More than 1,500 small breweries, many making very flavoursome brews - usually ales, but occasionally lagers - have opened in the US in the last two decades. Many have been launched by people from outside the mainstream brewing industry, and innocent of its obsession with blandness. Some of the best are in the far Northwest, in Washington State and Oregon. Most sell their beers very locally, but some are finding their way to Britain.

A former president of Nike established an export-minded small brewery in Newport, Oregon a decade ago. The brewery, named after the local river Rogue, produces some wickedly assertive beers.

A brew called Rogue Artisan spurns the golden colour of the usual Pilsener- style lager for a fuller, reddish hue. This colour indicates the more aromatically malty, sweetish, Vienna style of lager. In this example, the sweetness is balanced by an especially crisp punch of earthy hop bitterness. Try it with a herby, meaty pizza. The brewery's Honey Cream Ale looks and tastes the way it sounds, but again has a surprisingly dry finish. Its American Amber Ale has a deeper colour than its name suggests, with chocolatey malt flavours rounded by the orangey notes typically imparted by the Cascade variety of hop, from Washington State. The yet-darker Hazelnut Brown Ale, at a hefty 6.2 per cent alcohol, is rich, nutty, chocolatey and caramel-ish. No chocolate or caramel is used; these flavours are imparted by malts kilned to achieve that effect, from England and Scotland respectively.

The Honey Cream and Hazelnut Brown won gold medals for Rogue's young brewer John Maier at last year's Beer World Cup in Atlanta, Georgia, where I was a judge. He is one of the "celebrity brewers" who have emerged on America's lively beer scene. Ten years ago, he was winning medals as a home-brewer.

Across the border in California, the most famous new-generation small brewery is Sierra Nevada, in the college town of Chico. In this instance, home-brewers founded the business. Sierra Nevada is now a gleaming, thriving commercial enterprise. Its success is based on one of the world's greatest pale ales, spiced with those citric Cascade hops. By adding an unusually large share of the hops at a very late stage of the brew, its creators made it very distinctively aromatic. This style has been widely imitated elsewhere in California and the West.

A paler and drier Californian ale is Liberty, an icon for beer lovers on both sides of the Atlantic. This emanates from the Anchor Brewery in San Francisco (more popularly known for its Steam Beer). Anchor Liberty has such an oily intensity as to be the beer world's answer to a dry Martini, though I would chill it less. Stockists Asda suggest that it should be served ice-cold - contrary to myth, hip Americans don't do that to truly great beers.

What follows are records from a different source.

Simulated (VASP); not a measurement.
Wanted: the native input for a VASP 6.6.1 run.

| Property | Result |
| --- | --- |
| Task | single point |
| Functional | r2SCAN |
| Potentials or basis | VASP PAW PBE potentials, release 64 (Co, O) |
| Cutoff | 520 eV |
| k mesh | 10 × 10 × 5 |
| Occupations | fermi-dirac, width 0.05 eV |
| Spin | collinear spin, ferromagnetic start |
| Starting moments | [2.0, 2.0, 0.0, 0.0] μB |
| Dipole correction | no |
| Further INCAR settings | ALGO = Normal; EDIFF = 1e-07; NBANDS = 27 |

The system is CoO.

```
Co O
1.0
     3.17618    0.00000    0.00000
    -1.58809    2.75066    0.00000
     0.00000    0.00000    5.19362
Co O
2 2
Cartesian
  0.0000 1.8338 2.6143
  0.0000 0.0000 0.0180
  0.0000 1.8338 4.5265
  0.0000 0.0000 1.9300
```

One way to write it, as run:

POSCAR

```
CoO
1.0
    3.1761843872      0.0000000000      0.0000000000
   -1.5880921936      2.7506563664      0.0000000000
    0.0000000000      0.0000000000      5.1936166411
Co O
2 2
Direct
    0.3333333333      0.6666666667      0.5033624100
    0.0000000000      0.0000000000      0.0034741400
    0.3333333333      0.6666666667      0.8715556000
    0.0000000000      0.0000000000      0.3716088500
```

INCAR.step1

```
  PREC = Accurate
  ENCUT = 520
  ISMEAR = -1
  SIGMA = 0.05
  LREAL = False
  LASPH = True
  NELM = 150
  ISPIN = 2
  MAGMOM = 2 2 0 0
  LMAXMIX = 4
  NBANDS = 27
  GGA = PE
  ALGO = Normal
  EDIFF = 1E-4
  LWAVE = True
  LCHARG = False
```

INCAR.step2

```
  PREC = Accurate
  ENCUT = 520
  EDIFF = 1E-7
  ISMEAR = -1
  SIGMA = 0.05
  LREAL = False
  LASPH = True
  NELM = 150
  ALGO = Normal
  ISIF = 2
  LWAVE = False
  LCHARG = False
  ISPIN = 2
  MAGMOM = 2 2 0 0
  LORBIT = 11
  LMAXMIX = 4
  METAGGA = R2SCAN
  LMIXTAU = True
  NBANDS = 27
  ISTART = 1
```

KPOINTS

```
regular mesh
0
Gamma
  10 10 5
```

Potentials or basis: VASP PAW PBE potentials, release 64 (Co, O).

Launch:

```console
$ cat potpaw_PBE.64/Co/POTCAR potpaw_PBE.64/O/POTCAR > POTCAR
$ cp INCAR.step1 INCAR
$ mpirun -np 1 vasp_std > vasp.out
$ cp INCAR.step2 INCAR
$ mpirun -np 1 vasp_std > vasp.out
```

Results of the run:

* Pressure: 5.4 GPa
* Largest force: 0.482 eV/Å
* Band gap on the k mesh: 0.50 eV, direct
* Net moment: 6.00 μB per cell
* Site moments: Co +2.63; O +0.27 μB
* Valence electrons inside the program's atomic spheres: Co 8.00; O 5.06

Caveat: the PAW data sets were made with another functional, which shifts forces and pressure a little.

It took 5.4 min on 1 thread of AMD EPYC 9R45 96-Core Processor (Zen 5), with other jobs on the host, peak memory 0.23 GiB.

Fear and Loathing ... author Hunter S Thompson has added his own comments to the labels of several beers created in the small brewery at his The Flying Dog pub in the fashionable Colorado ski resort of Aspen, where he lives. The labels are illustrated by his British collaborator, Ralph Steadman. All the beers' names have canine themes, less appetising than they are whimsical.

Old Scratch is a nutty amber lager with a touch of ale-like perfumed fruitiness and a robustly dry finish. Tire Biter is a sweetish golden ale in the more delicate style of Cologne, Germany. Road Dog is a dark, smooth, raisiny, Scottish-style ale. Doggie-style is an American-style pale ale with a suggestion of camomile in its hop aroma. Snake Dog is much more bitter, in the style of an Indian pale ale.

Some of these beers are now made at the slightly larger Broadway Brewery in Denver. This brewery is in the 1890s building of the former Silver State Laundry. The first brewer there was a Harley devotee who at one stage lived in a tepee and hunted food. The new American beer movement is not lacking in trivia.

In the Midwest heartland of bland lagers, beer-lover Nick Floyd persuaded his brother and their father to join him in producing something more assertive, initially in Indiana and more recently in Iowa. Their appetising, dry Three Floyds Extra Pale Ale has recently arrived at Oddbins. The threesome are stylised on the label rather like the wise monkeys.

New York graphic artist, Milton Glaser, brings a "designer" feel to the label of the renowned Brooklyn Lager, another sweet-then-dry interpretation of the Vienna style.

There is a much more rustic touch to the label of my newest American favourite, from Washington DC: Tuppers' Hop Pocket Pils. A "pocket" is a sack of hops. It looks like a boxer's punchbag, and this Pilsener-style lager hops and hits with the best of them.

Michael Jackson is the Glenfiddich Drink Journalist of the Year

Anchor Liberty is available at Asda and Safeway; Brooklyn Lager at Grog Blossom, Selfridges, Tesco and specialist beer shops; The Flying Dog, Sierra Nevada, Tuppers' and Rogue beers at Oddbins. Prices from pounds 1.20- pounds 1.40.